As coal mining jobs disappear in eastern Kentucky, officials in Jenkins near the Virginia border have proposed building a casino on Pine Mountain. The Raven Rock Lodge and Resort would include a 300-room hotel, an adventure park with mountain-bike trails and zip lines–and a 150,000 square foot casino. Jenkins Mayor Todd DePriest, a former mining equipment salesman, said, “We’re standing here bleeding. We’ve got to make a play on getting people to come to the mountains.”
The numbers tell the story: Eastern Kentucky had 14,301 coal jobs in third quarter 2011 and 3,896 in third quarter 2017, according to the state Energy and Environment Cabinet. Coal industry jobs in Letcher County, where the Consolidation Coal Company built Jenkins in 1911, fell from 583 in 2012 to 48 in third quarter 2017. Jenkins’ population declined from 2,401 in 2000 to 2,203 in 2010, with an estimated 2,070 in mid-2016, according to the U.S. Census Bureau. DePriest said the city has reduced its workforce and can’t afford to repave the streets. “We need something to offset all that,” he said.
Casino investor James Hibbitts said Raven Rock would be “a total family destination.” He noted every state bordering Kentucky has casino gambling except Virginia and Tennessee. “We’re losing revenue across those borders. I do believe it’s got a chance because of the time we’re in. This place is unique, like no other,” Hibbitts said.
The investor group has registered a corporation, set up a web site and a Facebook page, negotiated a development agreement with Jenkins and lobbied legislators. They had a display at the recent Shaping Our Appalachian Region meeting, an effort to boost regional employment.
In and around Jenkins, residents have signed petitions in support of a referendum in 2018 to approve a constitutional amendment legalizing casino gambling. State Reps. Rick Rand and Dennis Keene filed legislation allowing such a referendum and state Senator Morgan McGarvey said he’ll co-sponsor a casino bill with state Rep. Jerry Miller that also would let voters approve a constitutional amendment legalizing casinos, with the state’s share of revenue going to paying pension costs for 20 years. The state’s major pension systems have a total unfunded liability of more than $41 billion.

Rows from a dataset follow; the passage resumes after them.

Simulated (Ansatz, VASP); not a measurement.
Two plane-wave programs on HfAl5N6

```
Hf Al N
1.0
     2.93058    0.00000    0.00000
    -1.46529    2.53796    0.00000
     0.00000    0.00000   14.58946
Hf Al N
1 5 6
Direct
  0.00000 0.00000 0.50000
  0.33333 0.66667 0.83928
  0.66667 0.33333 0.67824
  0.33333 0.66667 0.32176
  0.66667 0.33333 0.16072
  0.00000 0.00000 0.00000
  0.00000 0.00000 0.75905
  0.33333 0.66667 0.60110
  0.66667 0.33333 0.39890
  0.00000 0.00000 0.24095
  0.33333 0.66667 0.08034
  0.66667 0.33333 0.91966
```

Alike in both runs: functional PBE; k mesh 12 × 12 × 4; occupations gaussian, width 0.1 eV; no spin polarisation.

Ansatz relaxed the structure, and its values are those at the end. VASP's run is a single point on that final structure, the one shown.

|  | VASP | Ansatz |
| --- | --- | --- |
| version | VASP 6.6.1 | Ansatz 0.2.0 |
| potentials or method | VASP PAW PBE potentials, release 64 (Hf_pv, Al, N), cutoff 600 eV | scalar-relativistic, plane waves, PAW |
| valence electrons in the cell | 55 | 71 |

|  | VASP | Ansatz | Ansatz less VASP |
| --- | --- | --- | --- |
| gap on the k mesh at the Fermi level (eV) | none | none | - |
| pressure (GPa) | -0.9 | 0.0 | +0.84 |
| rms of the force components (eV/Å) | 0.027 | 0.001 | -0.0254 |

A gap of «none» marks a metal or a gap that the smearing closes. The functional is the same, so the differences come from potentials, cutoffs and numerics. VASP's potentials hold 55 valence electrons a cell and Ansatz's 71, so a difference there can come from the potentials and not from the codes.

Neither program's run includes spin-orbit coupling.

The legislation could face opposition from the state’s influential horse industry, which would insist casinos be established at horse racetracks. In December 2014 the board of the Kentucky Equine Education Project voted to not support legislation allowing casino gambling in Kentucky over concern that non-racetrack casinos would take gambling revenue from the tracks. A 2012 study indicated allowing casinos at eight Kentucky horse racetracks would generate $464 million for the state the first full year of operation. That amount could be smaller now since there’s more competition for gambling dollars, but McGarvey said casinos in Kentucky would generate $100 million for the state at a minimum. “Let’s recapture some of the money that’s leaving the state,” McGarvey said.
State Senate President Robert Stivers said he does not support legalizing casino gambling in Kentucky and sees little indication the legislature will approve a casino measure in 2018. Governor Matt Bevin previously said casino gambling will not happen in Kentucky because its societal cost “is not proven to work for states that have done it.”